Unconscious Intellect?

If intellect in a broadly Aristotelian sense is at least partly nonpsychological and has a significant linguistic/cultural/social/historical aspect, how does the nonpsychological aspect relate to the psychological aspect?

Many 20th century authors, from Frege and Husserl to Lacan, sharply rejected the idea that thought should be approached primarily in psychological terms. Also, we should not consider the individual psyche to be like an island with unambiguous boundaries. Aristotle uses the single word ethos (the main subject matter of “ethics” in his view) both for individual acquired character and for culture. Character is a sort of micro-culture. Plato already famously compared the soul to a city.
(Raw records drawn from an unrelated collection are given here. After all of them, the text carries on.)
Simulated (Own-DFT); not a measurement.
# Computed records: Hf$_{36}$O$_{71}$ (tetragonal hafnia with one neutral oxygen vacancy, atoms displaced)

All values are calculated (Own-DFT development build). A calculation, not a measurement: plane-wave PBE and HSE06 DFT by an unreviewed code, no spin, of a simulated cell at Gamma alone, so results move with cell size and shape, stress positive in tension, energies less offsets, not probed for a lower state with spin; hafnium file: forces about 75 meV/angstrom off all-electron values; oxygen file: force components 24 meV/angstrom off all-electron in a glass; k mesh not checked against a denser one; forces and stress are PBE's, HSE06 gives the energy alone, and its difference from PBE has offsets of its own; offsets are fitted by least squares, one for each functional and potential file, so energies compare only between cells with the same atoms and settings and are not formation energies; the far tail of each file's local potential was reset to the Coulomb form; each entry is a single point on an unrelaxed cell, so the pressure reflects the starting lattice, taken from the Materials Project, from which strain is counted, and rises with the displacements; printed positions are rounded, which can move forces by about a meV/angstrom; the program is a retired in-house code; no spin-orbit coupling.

Beatrice Longuenesse, who previously wrote a marvelous book on the Kantian transcendental deduction, recently suggested an unexpected connection between Kantian transcendental considerations and Freudian metapsychology. Meanwhile, at the end of the day, Kant ends up relatively closer to Aristotelian ethics than it would first appear. (Many scholars have debated the fine points of this, and Nancy Sherman wrote a whole book on it.) So what about an Aristotelian metapsychology?

Actually, it seems to me that Aristotle is more interested in metapsychology than in what we call psychology, and that his views on thought are better considered in this light. Frege and Husserl might part company with us here, but logically oriented criticisms of psychologism do not rule out all uses of metapsychology (or even psychology, for that matter).